Exchange Rate Crisis in India : 1991
Lead-up to the 1991 Crisis
For the first part of the 1980's, Current Account Deficit stayed below 1 1/2 % of GDP. There was a substantial growth of petroleum production around this time and this led to savings in energy expenditures, thus keeping the current account deficit low. Also, the high proportion of concessional external financing kept the debt service down.
But, in the latter half of the decade, Current Account Deficits widened. Up until that time, India had focused on Import Substitution. Attempts were made to liberalise the economy in 1966 and 1985. The first attempt was reversed in 1967. Thereafter, a stronger version of socialism was adopted. The second major attempt was in 1985 by prime minister Rajiv Gandhi. The process came to a halt in 1987, though 1966 style reversal did not take place. But around that time, India started focussing on export led-growth, supported by measures to promote exports and liberalize imports for exporters. The government started liberalising trade, financial markets and investment. Export growth was rapid owing to initial measures of deregulation and competitiveness associated with real depreciation of the rupee. Even so, the value of imports increased faster; for example : Defence and aircraft capital equipment.
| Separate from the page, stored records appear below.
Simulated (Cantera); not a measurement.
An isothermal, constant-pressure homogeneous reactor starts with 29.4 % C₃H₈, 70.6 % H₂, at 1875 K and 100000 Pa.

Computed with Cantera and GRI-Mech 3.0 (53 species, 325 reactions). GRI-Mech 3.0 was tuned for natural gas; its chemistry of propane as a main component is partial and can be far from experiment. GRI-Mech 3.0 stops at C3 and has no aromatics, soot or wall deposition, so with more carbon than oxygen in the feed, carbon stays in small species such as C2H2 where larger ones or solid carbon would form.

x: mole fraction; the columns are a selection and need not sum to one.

Current account deficits in the second half of the 80's exceeded the availability of aid financing on concessional terms and consequently other sources of financing were tapped to a greater extent. In particular, the growing current account deficits were increasingly financed by borrowing on commercial terms and remittances of non-resident workers - which meant greater dependence on higher cost short maturity financing and heightened sensitivity shifts in creditor confidence. India's external debt nearly doubled from about $35 billion the end of 1984/85 to about$69 billion by the end of 1990/91. Medium and long-term commercial debt jumped from $3 billion to $13...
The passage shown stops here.